Saturday, April 9, 2011

Deference

A few minutes ago, I was sitting outside my apartment reading a book and enjoying the evening. Two women and several children walked by. The children were happily chattering. Upon seeing me, one of the women said to the children, "Be quiet, he is trying to read."

I am wondering why she did this. I was certainly not annoyed or upset by the children, and I hope that I did not look as if I was. Maybe she was trying to teach them manners, but there is no system of morality of etiquette I know of that requires people on a street in the early evening to be quiet. It is a public space, and I should not have any expectation of silence or privacy. If I wanted quiet, I would go in my apartment and shut the door.

It is possible that she just wanted them to be quiet and was using my presence as an excuse to demand silence. But either way, the lesson was wrong. They should not be asked to alter their normal behavior in a public space just because someone else is quietly sitting there.
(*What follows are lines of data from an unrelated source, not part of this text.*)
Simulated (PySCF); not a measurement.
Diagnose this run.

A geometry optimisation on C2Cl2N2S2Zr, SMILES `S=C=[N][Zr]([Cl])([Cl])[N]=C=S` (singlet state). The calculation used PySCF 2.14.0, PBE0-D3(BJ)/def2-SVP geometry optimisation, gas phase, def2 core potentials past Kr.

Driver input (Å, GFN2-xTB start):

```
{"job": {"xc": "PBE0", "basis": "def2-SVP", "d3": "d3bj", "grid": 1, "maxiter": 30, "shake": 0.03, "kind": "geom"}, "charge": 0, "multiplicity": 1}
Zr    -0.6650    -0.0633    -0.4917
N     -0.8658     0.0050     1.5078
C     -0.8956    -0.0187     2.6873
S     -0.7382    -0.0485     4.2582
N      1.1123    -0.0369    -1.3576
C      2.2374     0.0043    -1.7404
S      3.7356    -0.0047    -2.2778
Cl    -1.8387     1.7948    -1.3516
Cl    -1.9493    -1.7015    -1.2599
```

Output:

I do not remember people being so deferential to me in the past. This is not an isolated incident. It seems that people greet me and hold doors open for me much more than they used to. It is somewhat disconcerting. I know that I have become more social and self-confident in the last few years, as well as more physically fit. It seems that this has made me more intimidating. Perhaps people subconsciously see me as a higher-status person who should be given more respect.

In recent years, I have become aware that a great deal of human behavior is determined by emotion and instinct rather than logic and the rules of society. Maybe I am imagining things here, and instinct had nothing to do with that woman telling the children to defer to me. I would like to know why she said that, but I never will.